To-day the distinction, among collectors of manuscripts, is that vellum is a highly refined form of skin, parchment a cruder form, usually thick, harsh, less highly polished than vellum, but with no distinction between skin of calf, or sheep, or of goat.

Modern scholars and custodians increasingly use only the safe if confusing term "membrane". Depending on factors such as the method of preparation it may be very hard to determine the animal species involved (let alone its age) without using a laboratory, and the term avoids the need to distinguish between vellum and parchment.

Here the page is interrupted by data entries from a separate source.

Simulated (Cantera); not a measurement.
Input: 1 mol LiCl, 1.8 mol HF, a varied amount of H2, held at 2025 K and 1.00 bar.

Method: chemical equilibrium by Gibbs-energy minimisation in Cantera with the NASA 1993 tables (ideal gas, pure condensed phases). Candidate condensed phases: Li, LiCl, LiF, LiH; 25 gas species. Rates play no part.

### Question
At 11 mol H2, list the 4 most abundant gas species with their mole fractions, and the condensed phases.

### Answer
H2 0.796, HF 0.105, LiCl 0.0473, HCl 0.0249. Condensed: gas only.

French sources, closer to the original etymology, tend to define velin as from calf only, while the British Standards Institution defines parchment as made from the split skin of several species, and vellum from the unsplit skin. In the usage of modern practitioners of the artistic crafts of writing, illuminating, lettering, and bookbinding, "vellum" is normally reserved for calfskin, while any other skin is called "parchment".

Manufacture

Vellum is a translucent material produced from the skin, often split, of a young animal. The skin is washed with water and lime (Calcium hydroxide), but not together. It is then soaked in lime for several days to soften and remove the hair. Once clear, the two sides of the skin are distinct: the side facing inside the animal and the hair side. The "inside body side" of the skin is usually the lighter and more refined of the two. The hair follicles may be visible on the outer side, together with any scarring, made while the animal was alive. The membrane can also show the pattern of the animal's vein network called the "veining" of the sheet.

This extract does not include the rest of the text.